Seja Al Zaidi writes:
The Australian media environment has a tendency to be inhospitable to new business and finance publications.
The landscape is littered with niche publications that have struggled to find audience, while legacy behemoths continue to command most of the market share. According to several media bosses who are currently attempting to scale business titles of their own, the struggle to monetise a business news publication is largely due to the relatively small size of the market and the unwillingness of marketers to switch spend to smaller titles.
The latest online ranking of financial news from Ipsos sees the financial sections of general news sites dominate the top ten. More than 11 million Australians aged 14 and over consumed finance news related content on websites and apps in September.
Despite many new entrants in this competitive arena, the finance section of News Corp’s news.com.au comes top for business and financial news readership with a monthly audience of nearly 3.9m.
Next comes the Forbes global site with an audience of 2.6m and the Australian Financial Review which reaches 2.2m. Other paywall-free titles in the top ten include 7news.com.au, MSN Money and Yahoo Finance.

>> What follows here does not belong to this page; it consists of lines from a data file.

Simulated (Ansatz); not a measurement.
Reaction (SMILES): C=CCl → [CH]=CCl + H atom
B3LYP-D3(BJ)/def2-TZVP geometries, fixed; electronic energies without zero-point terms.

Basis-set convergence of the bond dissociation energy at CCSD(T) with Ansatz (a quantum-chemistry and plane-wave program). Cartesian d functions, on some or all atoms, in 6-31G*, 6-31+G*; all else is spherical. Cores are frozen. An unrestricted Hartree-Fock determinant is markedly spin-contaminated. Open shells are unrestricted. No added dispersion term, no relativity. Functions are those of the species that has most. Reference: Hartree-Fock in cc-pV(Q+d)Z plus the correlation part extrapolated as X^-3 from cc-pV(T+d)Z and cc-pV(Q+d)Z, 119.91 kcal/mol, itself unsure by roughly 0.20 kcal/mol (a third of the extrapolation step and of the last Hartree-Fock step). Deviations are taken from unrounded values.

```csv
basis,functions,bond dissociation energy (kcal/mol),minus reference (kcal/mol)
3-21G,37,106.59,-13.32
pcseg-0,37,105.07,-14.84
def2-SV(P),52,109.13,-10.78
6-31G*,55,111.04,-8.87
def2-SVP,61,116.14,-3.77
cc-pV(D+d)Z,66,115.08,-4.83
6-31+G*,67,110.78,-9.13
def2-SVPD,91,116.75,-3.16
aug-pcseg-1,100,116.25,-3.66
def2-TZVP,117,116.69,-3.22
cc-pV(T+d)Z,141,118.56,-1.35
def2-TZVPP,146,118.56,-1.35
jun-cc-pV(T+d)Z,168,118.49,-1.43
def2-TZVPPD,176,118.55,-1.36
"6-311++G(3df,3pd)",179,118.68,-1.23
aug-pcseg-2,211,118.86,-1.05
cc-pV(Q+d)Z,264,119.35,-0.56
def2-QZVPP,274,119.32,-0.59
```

Business publications have an especially hard time surviving in the Australian media landscape.
Titles that have shuttered in recent years include business magazine BRW (which was partly folded into the AFR), Business Spectator and Eureka Report (after they were acquired by News Corp). Nine’s Chainsaw has had a shaky start with top editorial talent leaving shortly after launch. The Market Herald has faced farcical levels of internal turmoil and David Koch’s Pinstripe Media has just laid off its sales and partnerships team.
Global publications rarely make it down under, and they don’t have a history of faring well when they do.
One example of a recently shuttered business media import was
Business Insider Australia, which shut up shop in early 2022 after its German-owned parent company, Axel Springer, decided to end its local publishing licence.
The man responsible for the launch of the publication, Chris Janz – who has since co-founded Capital Brief, a publication armed with a team of pedigreed reporters, aiming to play in the same sandbox as the AFR – says local licensing arrangements for global media brands often fail because the local arm doesn’t have ‘full control over future direction’.
“In a market the size of Australia, you need that control. There are benefits in bringing brands here and being instantly recognisable. But it also comes with baggage. To get that balance right can be really difficult,” Janz says.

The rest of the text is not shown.